Tegucigalpa, November 26 (teleSUR-RHC)-- A Honduran judge on Wednesday ordered one of the country’s former vice presidents to be confined to his home over charges he engaged in fiscal fraud and falsification of public documents.
The public prosecutor, who made the announcement via Twitter, has accused Jaime Rosenthal of defrauding the state treasury by more than US$1 million in 2014 and falsifying public documents to reduce taxes for the importation of frozen meat from Brazil through his company Alimentos Continental.
For alleged health reasons, the hearing was held in Rosenthal's private residence, where he will remain under police custody, reported EFE.
The president of the Continental Group will appear at an initial hearing on January 6, 2016, according to the judicial body.
The U.S. has also accused Rosenthal, a banker as well as a politician, together with his son Yani and nephew Yankel of money laundering linked to drug trafficking.

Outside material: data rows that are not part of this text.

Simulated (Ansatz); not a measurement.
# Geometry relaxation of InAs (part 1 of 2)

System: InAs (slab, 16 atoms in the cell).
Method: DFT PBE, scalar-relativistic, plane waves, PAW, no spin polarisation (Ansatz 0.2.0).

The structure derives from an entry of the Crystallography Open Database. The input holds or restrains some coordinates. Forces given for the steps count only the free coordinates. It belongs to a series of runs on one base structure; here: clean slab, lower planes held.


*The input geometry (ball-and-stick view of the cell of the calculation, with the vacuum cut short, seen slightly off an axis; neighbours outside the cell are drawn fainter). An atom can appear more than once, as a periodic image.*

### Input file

Rosenthal served as one of Honduras’ vice presidents from 1986 to 1990. The three men and their Continental Group “were charged in connection with a conspiracy carried out over several years to launder proceeds from crimes of drug trafficking and bribery abroad through accounts in the United States," read the U.S. indictment in October.
Yani, a former Honduran minister (2006-2009), was released last week after being arrested in the U.S. for more than two weeks.
Following the U.S. legal complaint against the Continental Group and the three Rosenthal men, several of their companies have been seized.